Technical updates

March the 27th 2011 at 12 o’clock am

Abstract

A bit of waffle about my technical prowess. The little bugs I have fixed that you are not interested in I am not reporting, so CompScis do read. This is probably as interesting as the posts about my own blogging system get.

I have done a spot of tinkering with this site this week in the course of writing some more stuff, still at my old tricks of adding a line or two of code for every article. Slightly more ambitiously this week I enabled neatly-generated PDF versions of articles. To do that, I am using PrinceXML. As far as I can find, it is the very best tool available for rendering XML content to pages using CSS styling, which means I can use it quickly without duplicating all my formatting for the main version of the site. Unfortunately, not only is PrinceXML not extensible to do quite all the things I would like (though I have to say, its CSS support is much better than any browser, perhaps because there are not performance implications); and, what is even more obnoxious is its licencing with forces me to link to their site on my Colophon page as well as prominently display their logo on all PDFs. Overall, I am very happy with the system and can live with its closed-source nature. It was quick and easy to enable.

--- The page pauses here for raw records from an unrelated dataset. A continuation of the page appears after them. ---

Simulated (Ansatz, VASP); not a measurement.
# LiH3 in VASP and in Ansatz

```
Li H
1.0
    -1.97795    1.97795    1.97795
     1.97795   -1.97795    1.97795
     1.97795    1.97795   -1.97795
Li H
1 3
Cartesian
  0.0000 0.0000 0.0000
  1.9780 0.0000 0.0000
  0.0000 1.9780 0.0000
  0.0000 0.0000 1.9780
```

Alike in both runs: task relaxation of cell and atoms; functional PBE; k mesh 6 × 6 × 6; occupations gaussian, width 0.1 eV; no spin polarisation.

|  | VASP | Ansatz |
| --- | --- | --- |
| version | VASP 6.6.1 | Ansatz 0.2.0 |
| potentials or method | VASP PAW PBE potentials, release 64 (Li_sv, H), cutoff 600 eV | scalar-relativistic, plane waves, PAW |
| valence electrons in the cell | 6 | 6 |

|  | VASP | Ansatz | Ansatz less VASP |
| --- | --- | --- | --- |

I have also, while writing more for the site, exercised a bit more of my web technologies hobbying with planning future stylistic pinnacles for my content. The updated Colophon has the latest in sketch, but I’ll helpfully reproduce it here.

The largest thing I am investigating is to write a stonking JavaScript library to handle layout. Browsers can’t be trusted to do nice line-breaking which minimises raggedness; nor do they place floats cleverly; nor do they handle column breaking well (WebKit very buggily, Opera with quite a few features but poor float handling; Fx stably but with non-existent break handling). Basically, the text layout problem is quite hard, dealing with at least line-breaks, hyphenation, justification, column-breaks, and tables and floats and footnotes in columnar material. This is all very performance sensitive (typically O(# words 2)O(\text{# words}^2)), so browsers will never get as pretty as here as static renderers like LaTeX or InDesign. If re-flow takes 0.25 s in LaTeX, that is considered pretty good, but those sorts of algorithms are totally unacceptable in browsers. Where the content is not dynamic however, a single-pass of the appropriate algorithms can be done at page load. JavaScript, with its excellent selector languages (XPath and CSS) and clear separation between content tree, and rendering and painting/font metrics, actually makes the ideal way to go about implementing this sort of thing, and could even outdo TeX, which, for legacy reasons, is forced to accommodate the memory and processing power of 100 MHz computers and so uses first-fit fill for handling page breaks. There are libraries which have made a start on using JavaScript for beautiful text layout, but the sort of highly elegant handling of columns, floats, footnotes, and so on, all together, is still an open problem. Tackling it would take a decent time commitment and resolve, because it’s pointless to write or use until you get to the point where performance, features, and lack of glitches exceed browsers’ native layout.

This is a pretty ambitious idea, so I have no idea if I’ll embark on it, or how fully. Hacking in hyphenation and pretty paragraph breaks should be doable, but there’s not much point unless I can properly take over the column flows and get them just right. In the aim of making the site as readable and nice to use as possible, I ought probably to prioritising some updates to the old article listings more, but I’m loathe to take away the minimalist ideal.

As has been remarked before, content is king. With little to show to follow up on my long articles a few weeks ago, I can assure you that I do indeed have a lot of thoughts going on. You might see me before you read anything, though.